In 8.13.1 it appears necessary to add the field "matched_fields". This then works.

'highlight': {
    'fields': {
        'text_content.stemmed': {
            'matched_fields': ['text_content.stemmed'],
            'type': 'fvh',
            'pre_tags' : ['<span style="background-color: yellow">', 
                '<span style="background-color: skyblue">', ], 
            'post_tags' : ['</span>', '</span>', ],
        }
    },
}

However... according to my experiments, it is not possible to stipulate more than four colours! If I include 5 colours (with 5 closing span tags, obviously) like so...

'highlight': {
    'fields': {
        'text_content.stemmed': {
            'matched_fields': ['text_content.stemmed'],
            'type': 'fvh',
            'pre_tags' : ['<span style="background-color: yellow">', 
                '<span style="background-color: skyblue">', 
                '<span style="background-color: plum">', 
                '<span style="background-color: lightgreen">', 
                '<span style="background-color: blue">', ], 
            'post_tags' : ['</span>', '</span>',  '</span>',  '</span>',  '</span>', ],
        }
    },
}

... I then get this error:

{
  "error": {
    "root_cause": [
      {
        "type": "x_content_parse_exception",
        "reason": "[1:496] [highlight_field] failed to parse field [post_tags]"
      }
    ],
    "type": "x_content_parse_exception",
    "reason": "[1:496] [highlight] failed to parse field [fields]",
    "caused_by": {
      "type": "x_content_parse_exception",
      "reason": "[1:496] [fields] failed to parse field [text_content.stemmed]",
      "caused_by": {
        "type": "x_content_parse_exception",
        "reason": "[1:496] [highlight_field] failed to parse field [post_tags]",
        "caused_by": {
          "type": "json_e_o_f_exception",
          "reason": "Unexpected end-of-input in VALUE_STRING\n at [Source: (byte[])\"{\"query\": {\"simple_query_string\": {\"query\": \"linux one two\", \"fields\": [\"text_content.stemmed\"]}}, \"highlight\": {\"fields\": {\"text_content.stemmed\": {\"matched_fields\": [\"text_content.stemmed\"], \"type\": \"fvh\", \"pre_tags\": [\"<span style=\\\"background-color: yellow\\\">\", \"<span style=\\\"background-color: skyblue\\\">\", \"<span style=\\\"background-color: lightgreen\\\">\", \"<span style=\\\"background-color: plum\\\">\", \"<span style=\\\"background-color: blue\\\">\"], \"post_tags\": [\"</span>\", \"</span>\", \"</span>\", \"</sp\"[truncated 3 bytes]; line: 1, column: 504]"
        }
      }
    }
  },
  "status": 400
}

... is this intended? Documented? Can it be changed? As shown, I use 6 colours with the 7.10.2 version.
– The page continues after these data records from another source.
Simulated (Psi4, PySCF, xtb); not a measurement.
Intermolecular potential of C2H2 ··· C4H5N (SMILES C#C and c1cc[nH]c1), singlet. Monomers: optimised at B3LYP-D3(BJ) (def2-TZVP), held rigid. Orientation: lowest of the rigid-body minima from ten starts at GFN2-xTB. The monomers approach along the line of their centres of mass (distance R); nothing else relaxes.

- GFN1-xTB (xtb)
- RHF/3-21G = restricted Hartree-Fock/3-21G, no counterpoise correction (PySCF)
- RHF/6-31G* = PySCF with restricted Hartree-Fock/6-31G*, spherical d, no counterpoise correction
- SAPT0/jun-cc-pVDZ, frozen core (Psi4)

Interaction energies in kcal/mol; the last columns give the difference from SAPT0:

I haven't yet looked at the source code but I wonder whether this is due to something a bit basic, like a limitation on the total length of the strings involved in "pre_tags" and "post_tags"? I see the error says "truncated 3 bytes" ...

NB I also note some odd actions in the highlighting: for example, intermittently, sometimes if I have more than 4 words in the query text (but 4 highlighting colours stipulated) I find that only 3 colours are used for highlighting. So the 4th word will be highlighted with the 1st colour, the 5th term with another, e.g. the 2nd.

However a 4-word query text is always (seemingly) nicely coloured with all 4 colours.

The ideal result would be, with 4 colours given, that a 5th word in the query string should be coloured again with the 1st colour, a 6th word with the 2nd colour, etc., i.e. that it should iterate repeatedly through the colours simply, predictably, deterministically.

Logs (if relevant)

No response

elasticsearchmachine commented 5 months ago

Pinging @elastic/es-search (Team:Search)

Mrodent commented 4 months ago

Bumping this... Anyone at the ES inside team take an interest in this? It does seem hobbled, if not broken. And it also appears to represent a regression, since with 7.10.2 you can have, I think, as many colours as you want.

Also please note that this regression was first raised (by me) in relation to 7.16.3, in 2022-03, issue 84690. The problem was assigned, to romseygeek (ES team member), and duly reported as fixed.

But something still seems to need mending.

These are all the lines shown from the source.